A senior Security Council diplomat said Beijing and Moscow are still aligned on issues ranging from Iran to North Korea. But the diplomat said the alliance is weakening as the two countries find their priorities “diverging” on a range of issues, from South Sudan to Ukraine and Syria, where Beijing favors a more intensive diplomatic push to end the fighting between Syrian strongman Bashar al-Assad and his enemies.

“It is not in China’s interest that Russia is able to annex Crimea nor to provide such strong military support, with Iran, to Assad,” the diplomat said. “Something is definitely happening. There is a separating of China and Russia.”

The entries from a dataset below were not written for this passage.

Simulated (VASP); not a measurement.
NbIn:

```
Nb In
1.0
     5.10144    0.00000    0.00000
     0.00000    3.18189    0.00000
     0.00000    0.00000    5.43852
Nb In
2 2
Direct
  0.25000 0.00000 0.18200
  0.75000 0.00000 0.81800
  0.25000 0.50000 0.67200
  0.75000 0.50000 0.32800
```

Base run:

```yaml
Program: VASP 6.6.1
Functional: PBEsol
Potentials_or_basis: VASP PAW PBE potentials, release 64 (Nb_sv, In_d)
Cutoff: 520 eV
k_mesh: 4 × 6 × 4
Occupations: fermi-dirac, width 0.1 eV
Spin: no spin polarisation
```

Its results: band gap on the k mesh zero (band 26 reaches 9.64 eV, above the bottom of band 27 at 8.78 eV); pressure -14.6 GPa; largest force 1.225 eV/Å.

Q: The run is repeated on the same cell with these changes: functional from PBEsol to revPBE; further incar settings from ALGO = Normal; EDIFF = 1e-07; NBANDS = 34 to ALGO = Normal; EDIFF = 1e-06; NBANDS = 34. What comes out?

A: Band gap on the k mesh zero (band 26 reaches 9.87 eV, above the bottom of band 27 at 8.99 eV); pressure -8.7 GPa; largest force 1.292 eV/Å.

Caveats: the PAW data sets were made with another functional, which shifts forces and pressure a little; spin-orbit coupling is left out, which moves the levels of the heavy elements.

A dramatic shift — say open Chinese opposition to a Russian initiative — is unlikely in the near future, the diplomat said. Still, the United States and its Western allies have been encouraging China to distance itself from Russia into order to discourage Russian President Vladimir Putin’s most aggressive tendencies. If the effort succeeds in weakening Beijing’s alliance with Moscow, Washington and its partners hope they would be able to apply greater political pressure on Russia to curb its military activities in Syria and Ukraine.

The Russian alliance with China on the Security Council has long stood as a key check on American ambitions at the U.N., preventing Washington from getting its way on many of the most pressing international security issues of the day.

Beijing and Moscow have cast four joint vetoes of resolutions aimed at forcing Assad from power and triggering a war crimes investigation into atrocities in Syria. When China needed help killing off a procedural motion in the U.N. Security Council to block discussion of human rights abuses by North Korea, Russia had its back.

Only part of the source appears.